In a split decision during its meeting Tuesday, the San Ramon Planning Commission approved plans for a new 32-pump Costco gas station, a hotly debated project that some residents have taken issue with because of traffic and environmental concerns.
The commission voted 3-1 to approve the project during a nearly four hour meeting on Tuesday, after finding that the gas station would not adversely affect the city in a way that violated city policies.
"I've gotten to the point where I'm still uncomfortable with the scale of this project but I can't think of any solid reason to say no," commissioner Rick Marks said Tuesday.
"I have the feeling that the analysis that was done was as good as it could have been, and I have no problem with the professional work that was done either from the traffic people or from the air quality people. I don't believe that any other studies from another organization or more data is going to do anything other than add to people saying 'what's wrong with that study,'" he added.
Proposed to be located at the site of the Office Depot building on 3111 Fostoria Way, the gas station will serve the Costco warehouse store located across the city's border within Danville town limits; the Danville Costco Station located at 3150 Fostoria Way currently does not have a gas station.

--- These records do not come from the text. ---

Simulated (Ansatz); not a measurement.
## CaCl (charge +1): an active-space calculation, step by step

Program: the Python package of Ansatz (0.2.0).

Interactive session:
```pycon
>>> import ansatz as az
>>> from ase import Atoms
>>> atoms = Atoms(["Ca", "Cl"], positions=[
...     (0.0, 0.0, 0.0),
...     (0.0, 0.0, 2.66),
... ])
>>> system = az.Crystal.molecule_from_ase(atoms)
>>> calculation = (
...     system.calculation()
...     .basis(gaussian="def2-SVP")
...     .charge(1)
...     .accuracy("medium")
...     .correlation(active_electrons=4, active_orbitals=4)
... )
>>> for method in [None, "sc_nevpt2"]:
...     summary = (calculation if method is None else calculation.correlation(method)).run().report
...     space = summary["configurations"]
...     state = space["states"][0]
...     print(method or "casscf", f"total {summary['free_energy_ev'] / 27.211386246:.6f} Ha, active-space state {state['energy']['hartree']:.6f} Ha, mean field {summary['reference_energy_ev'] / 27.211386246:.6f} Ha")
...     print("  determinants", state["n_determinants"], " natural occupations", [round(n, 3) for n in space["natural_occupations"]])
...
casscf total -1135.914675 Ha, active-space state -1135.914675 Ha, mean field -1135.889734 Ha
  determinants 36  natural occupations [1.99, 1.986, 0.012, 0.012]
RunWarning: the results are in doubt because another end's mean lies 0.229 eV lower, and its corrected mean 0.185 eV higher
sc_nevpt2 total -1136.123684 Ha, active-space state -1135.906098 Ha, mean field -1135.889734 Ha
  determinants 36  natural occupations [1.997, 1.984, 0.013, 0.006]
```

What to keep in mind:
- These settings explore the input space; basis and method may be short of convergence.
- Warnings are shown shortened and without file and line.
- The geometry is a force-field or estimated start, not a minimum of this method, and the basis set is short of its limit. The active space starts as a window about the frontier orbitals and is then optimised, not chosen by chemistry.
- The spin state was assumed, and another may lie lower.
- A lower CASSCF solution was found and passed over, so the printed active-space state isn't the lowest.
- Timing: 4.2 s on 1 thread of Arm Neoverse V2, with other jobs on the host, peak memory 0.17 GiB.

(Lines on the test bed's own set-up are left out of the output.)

The project will include a 12,663-square-foot canopy with signage on all sides, an approximately 200-square-foot control facility and associated site improvements and landscape enhancement on the 2.88-acre lot.
Some residents have expressed concerns over perceived traffic and environmental issues that could arise from the project, including a significant increase to traffic along Fostoria Way and a decrease in air quality resulting from the number of vehicles and gas station facilities.
The lone dissenting vote came from commissioner Howard Frank, who was left unconvinced that the project wouldn't cause detrimental harm to the city and neighborhood.
"I think Costco has made a compelling case that fueling, position, size, has no bearing on demand and will actually reduce idle times," Frank said. "On the other hand, much of the traffic study, and in turn some of the data that went into the air quality study, was based on what are admittedly proprietary numbers that are not fully known. In fact, I would go so far as to say that Costco -- and it's their right -- has not been entirely transparent on those numbers; and in my mind that prevents what I believe to be a fair apples-to apples-analysis."
Commissioner Gary Alpert recused himself from the conversation, saying he would do so out of an abundance of caution because he has a financial interest in the Costco Corporation.
Any resident opposed to the project has until Monday Dec. 28 to file an appeal challenging the project. If an appeal does go through, the gas station would be sent to the City Council for final deliberations.